11th Circuit upholds restrictions on 18-21 yr olds

Posted by David Hardy · 9 March 2023 04:53 PM

Opinion here. I might not agree with the result, but it is well-written and performs the historical inquiry required by Bruen. The method does highlight a core question: is it the initial popular understanding of 1791 or of 1868 that matters?

The reasoning is implicitly: the fact that a (state) restriction existed or was widespread at the relevant time establishes that it was seen as an exception to the right to arms. One limit on this reasoning is that the Supreme Court early on ruled that the federal bill of rights did not bind the states. Not long after the 14th Amendment was ratified, the Supreme Court eviscerated it. So state legislatures would have been adopting restrictions, not against the background of the Second Amendment, but against the background of their state bill of rights, and some contained no right to arms, or limited it to "for the common defense."

5 Comments | Leave a comment

Mike -SMO | March 10, 2023 12:24 AM | Reply

That is what the various Circuits are for. Punish the eventual winner with huge legal bills while the local Persecuror holds the victims in jail. There is no longer a right to a speedy trial to resolve issues, just expensive delay.

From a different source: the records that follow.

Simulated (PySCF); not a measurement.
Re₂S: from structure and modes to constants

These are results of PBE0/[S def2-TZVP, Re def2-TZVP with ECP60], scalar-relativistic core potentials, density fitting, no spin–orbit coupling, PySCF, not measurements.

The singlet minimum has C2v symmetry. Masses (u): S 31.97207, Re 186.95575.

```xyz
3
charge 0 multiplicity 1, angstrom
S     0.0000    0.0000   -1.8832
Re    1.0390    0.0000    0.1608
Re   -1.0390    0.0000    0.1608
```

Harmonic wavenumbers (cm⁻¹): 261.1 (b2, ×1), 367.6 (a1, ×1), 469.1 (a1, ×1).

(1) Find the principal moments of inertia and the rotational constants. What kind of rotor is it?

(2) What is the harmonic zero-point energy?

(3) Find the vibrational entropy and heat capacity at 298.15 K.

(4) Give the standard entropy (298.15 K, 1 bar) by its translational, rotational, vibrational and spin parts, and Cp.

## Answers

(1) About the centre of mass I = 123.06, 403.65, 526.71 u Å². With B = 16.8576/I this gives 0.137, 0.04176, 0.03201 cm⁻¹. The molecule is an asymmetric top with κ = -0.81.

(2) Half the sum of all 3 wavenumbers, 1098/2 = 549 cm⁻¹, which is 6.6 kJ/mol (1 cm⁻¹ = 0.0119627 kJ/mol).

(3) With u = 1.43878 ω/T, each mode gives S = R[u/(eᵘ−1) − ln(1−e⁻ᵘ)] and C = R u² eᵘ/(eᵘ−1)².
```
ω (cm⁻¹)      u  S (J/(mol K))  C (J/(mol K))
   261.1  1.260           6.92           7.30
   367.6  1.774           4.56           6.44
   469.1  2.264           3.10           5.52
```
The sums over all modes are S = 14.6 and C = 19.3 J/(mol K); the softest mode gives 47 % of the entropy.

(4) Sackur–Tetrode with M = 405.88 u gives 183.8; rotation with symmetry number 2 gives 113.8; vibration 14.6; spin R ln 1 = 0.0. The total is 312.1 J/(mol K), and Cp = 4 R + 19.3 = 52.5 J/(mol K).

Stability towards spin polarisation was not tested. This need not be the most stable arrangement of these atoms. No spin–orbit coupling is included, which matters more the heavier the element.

Marcus Poulin | March 10, 2023 3:19 PM | Reply

Not an En Banc Ruling? Only a 3-Judge Ruling? It Seems Most of the Active Judges Were Appointed by Bush & Clinton It Seems.

FW | March 11, 2023 7:50 AM | Reply

Not a single state law passed from 1833 to today can legitimately be used to evaluate the 2nd. It makes no difference what was done historically during this time period. Any judge who uses state laws from 1833 to present is a liar, conducting himerself in bad behavior by ignoring facts and should be removed from office, permanently barred from the legal practice.

Marcus Poulin replied to comment from FW | March 11, 2023 2:56 PM | Reply

Why SO FW?

FW replied to comment from Marcus Poulin | March 21, 2023 4:31 PM | Reply

As Dave alluded, in 1833(Barron v Baltimore) the SC said none of the Bill of Rights applied to the states. If the 2nd does not apply to a state, then any law passed by that state has no bearing on the 2nd. Simple logic. If an amendment does not apply to a government entity, then laws passed by the government entity have no relationship to that amendment or to any later evaluations of other laws with respect to that amendment.

Now the SC was wrong. One point is that only what became the 1st was singled out to apply solely to the federal government. The supremacy clause causes the others to be applicable. Madison desire to shove the amendments into locations in the original Constitution have no bearing. There was no Kinko's so ratifying delegations in states may or may not have known of Madison's predilections and the fact that regardless of what Madison said, the amendments were ratified and added to the end with a preamble that said articles in addition to and amendments OF the Constitution, placing those amendments in in the control of the supremacy clause of Article VI Pp 2.